RFR: 8333393: PhaseCFG::insert_anti_dependences can fail to raise LCAs and to add necessary anti-dependence edges [v5]

Tue Jan 21 00:51:37 UTC 2025

On Mon, 20 Jan 2025 10:41:44 GMT, Emanuel Peter <epeter at openjdk.org> wrote:

>> Thanks for the review @robcasloz!
>> 
>>> Given the presence of overlapping memory phis (memory phis that are placed in the same block and include aliasing memory slices), the general idea of this fix seems reasonable to me. As a more fundamental solution, it would be worth investigating (perhaps separately) the root cause of this overlap and exploring whether it is feasible to enforce disjointness (an invariant apparently assumed by the original PhaseCFG::insert_anti_dependences algorithm), at least during code generation.
>> 
>> Yes, I think it could be useful to investigate further. Based on my observations while working on this issue, the overlapping memory Phis likely result from loop peeling. However, the Phi overlap is not the sole cause of this issue, as the second example demonstrates. I suggest we write an RFE and investigate in a separate issue.
>> 
>>> Does the comment above the definition of initial_mem require any update as part of this change?
>> 
>> Yes, thanks. Added now.
>
> @dlunde Thanks for the updates. I still struggle to understand the algorithm completely. Christian and I looked at it today for 1.5h. I think it may be best if we schedule a call to discuss this tomorrow.
> 
> We also thought that the documentation of the algorithm is a big difficult to understand (before your changes), and it would be nice if we could improve that now that we are digging into it anyway.
> 
> We are also not sure if the graph is sane before `insert_anti_dependences`. It would be nice if you could show us a graph that includes the CFG graph and the memory graph, so that it is a little easier to understand what happens. It is interesting that in Example 1, it seems that both the `Load` and `membar_release` are in the same `early` block.
> 
> We also wondered why the `membar_release` for the volatile byte ends up on the same slice as the int field. It's well possible that this is correct, but just less than optimal.

@eme64 `membar_release` aliases everything because it is a release barrier, it must prevent earlier loads from moving across it.

@dlunde IIUC the issue is that an anti-dependency search stops at `PhiNode`s while it must look through it because the memory is not dead at that `Phi` but it is killed later. The fact that the memory is alive at the `Phi` means that we do not make the load anti-dependent on the `Phi` but since we stop searching we fail to make the load anti-dependent on the memory kill later.

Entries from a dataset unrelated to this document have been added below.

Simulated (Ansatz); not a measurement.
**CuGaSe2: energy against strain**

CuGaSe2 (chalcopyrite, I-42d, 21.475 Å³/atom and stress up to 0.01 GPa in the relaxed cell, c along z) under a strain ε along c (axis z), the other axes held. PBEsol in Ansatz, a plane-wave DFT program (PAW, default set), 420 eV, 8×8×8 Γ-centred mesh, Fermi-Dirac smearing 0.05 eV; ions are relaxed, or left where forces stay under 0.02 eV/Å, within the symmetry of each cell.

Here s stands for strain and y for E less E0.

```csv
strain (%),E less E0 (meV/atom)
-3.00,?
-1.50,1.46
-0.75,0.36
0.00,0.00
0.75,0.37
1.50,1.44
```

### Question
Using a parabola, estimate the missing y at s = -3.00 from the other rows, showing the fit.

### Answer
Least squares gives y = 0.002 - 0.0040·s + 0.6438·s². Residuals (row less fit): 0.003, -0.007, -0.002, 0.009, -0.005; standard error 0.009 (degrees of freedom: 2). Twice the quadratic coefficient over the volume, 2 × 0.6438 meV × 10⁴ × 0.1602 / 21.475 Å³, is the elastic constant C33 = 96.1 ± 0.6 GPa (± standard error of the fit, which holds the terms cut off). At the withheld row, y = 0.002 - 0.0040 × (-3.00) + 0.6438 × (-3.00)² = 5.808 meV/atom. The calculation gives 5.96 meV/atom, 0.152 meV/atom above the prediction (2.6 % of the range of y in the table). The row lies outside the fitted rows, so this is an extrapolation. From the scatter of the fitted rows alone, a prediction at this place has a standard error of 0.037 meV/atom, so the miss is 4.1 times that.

The solution you proposed here is to look at more `Phi`s. This resumes the search, albeit in a seemingly accidental manner, helps explore the graph better, and reduces the probability of us missing an anti-dependent memory kill. However, I cannot see the relation between the `Phi`s we need to search and the scope you are searching. What does the early block have anything to do with the memory graph here? The early block takes into consideration the control input and the pointer input, too, which seems unrelated to the memory graph.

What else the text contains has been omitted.